The several hundred participants in the study largely “focused on the ‘working’ of white working class.” The “white” part is definitively secondary to them. They aren’t racist, they said, and they aren’t interested in agonizing over race in the way that, say, many left-wing activists are.

“Whiteness was mostly unspoken among participants in the study,” the authors admit.
At the same time, the authors absolutely insist on the importance of “whiteness.” They argue that the lack of concern about race among the study participants can only mean that “white was nowhere and everywhere, especially in referring to social change brought about by newly arrived immigrants, or the growth of communities of color.”
“Immigrants and racial minorities were viewed largely as a racial ‘other’ first and were seen as being outside the working class,” the authors contend.
The study authors also frequently rely on a somewhat mysterious group of “key informers” and “key stakeholders” to pass judgment on the racial motives of white working-class people.
The study authors do offer some criticism of the “key informers” and “key stakeholders.”
“Our key stakeholders tended to view the white working class as having white privilege as well as being racist,” the authors say. “It will be challenging for city government and not-for-profits to get beyond this framework, and it may consolidate the view of white working-class residents that they are being left behind.”
White working-class voters strongly oppose illegal immigration
White working-class study participants say they are “not opposed to immigration.” They agree that immigration has “been hugely beneficial” to the United States.

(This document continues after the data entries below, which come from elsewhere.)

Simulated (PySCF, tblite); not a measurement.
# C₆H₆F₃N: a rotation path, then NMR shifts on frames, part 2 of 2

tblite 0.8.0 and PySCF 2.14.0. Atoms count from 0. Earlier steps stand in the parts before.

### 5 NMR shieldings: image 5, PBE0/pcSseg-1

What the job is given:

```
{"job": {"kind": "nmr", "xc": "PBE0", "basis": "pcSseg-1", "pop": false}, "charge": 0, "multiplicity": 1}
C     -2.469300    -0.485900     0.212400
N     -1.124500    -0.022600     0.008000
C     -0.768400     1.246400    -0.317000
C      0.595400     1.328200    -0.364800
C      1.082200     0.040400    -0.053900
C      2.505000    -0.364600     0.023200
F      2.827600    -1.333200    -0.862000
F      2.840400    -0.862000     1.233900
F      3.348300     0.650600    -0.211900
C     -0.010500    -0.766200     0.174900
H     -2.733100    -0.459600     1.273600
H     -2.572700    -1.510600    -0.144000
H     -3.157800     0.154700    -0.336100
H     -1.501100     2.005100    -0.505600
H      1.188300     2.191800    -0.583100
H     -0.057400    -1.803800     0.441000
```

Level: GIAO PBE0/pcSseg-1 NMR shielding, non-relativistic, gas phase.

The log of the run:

However, the desire for law and order supersedes the benefits of immigration. Members of the white working class say they are greatly bothered that the initial act of illegal immigrants on American soil is to break the law, according to the study. They want “documented migration to continue and for people to be processed using legal channels so those who pose a security risk can be rejected.”
Immigration sign - Getty Images/Sandy Huffaker
“Resentment increases from white working-class people because, rather than addressing the problem of illegality, government appears to reward migrants by providing support services to ease integration,” the authors conclude.

Here’s an interviewee from Tacoma:
“Illegal says you’re breaking the damn law. Let’s do something about that. What are we going to do? We are going to give them some housing, we are going to give them some welfare checks….And who’s paying for it? Us! The working class.”
Immigration also takes a toll on the cultural fabric of white working-class communities. White working-class voters believe immigrants “do not follow protocols of established behaviors, norms, or codes.” Some research participants complain that immigrants “seem unwilling to speak English.”
“Getting to know people of different racial backgrounds was easier when racial minorities or foreign-born residents shared the working-class values,” the authors of the study note.
“The working class has been abandoned or exiled by the Democrats”
The three researchers who conducted the study are Stacy Harwood, a professor urban and regional planning at the University of Illinois at Urbana–Champaign; Harris Beider, a visiting professor in Columbia University’s School of International and Public Affairs; and Kusminder Chahal, a researcher at Coventry University in England.
While the study’s primary stated goal is to provide a deeper understanding of the white working class, an unstated goal of the study is to help the American left and the Democratic Party recapture some meaningful chunk of the white working-class voting bloc.
“The working class has been abandoned or exiled by the Democrats,” the study flatly concludes.
“This project begins to identify some pathways and reframe the conversation,” Harwood said, according to a University of Illinois News Bureau press release.
Harwood’s Facebook likes include Racial Microaggressions at Illinois, Mexico Solidarity Network and Black Students for Revolution.
Beider, the visiting Columbia professor, observed that the white working class is very disparate group of people.
“There’s an assumption that they are a homogenous group, but there’s depth and diversity that’s not given credit,” he said.
The three authors of the study thank the U.S. branch of Soros’s Open Society Foundations “for funding this study.”
“Foundations such as Open Society work tirelessly” to promote social understanding, the researchers say. “In this process, the voices of white working-class people need to be heard by institutions and other communities.
This study has demonstrated that they feel politically marginalized, culturally isolated, and economically vulnerable. As a consequence of their material reality, talking about white privilege to working class white people who are working two or three jobs to keep their families fed and a roof over their heads will be a difficult task.”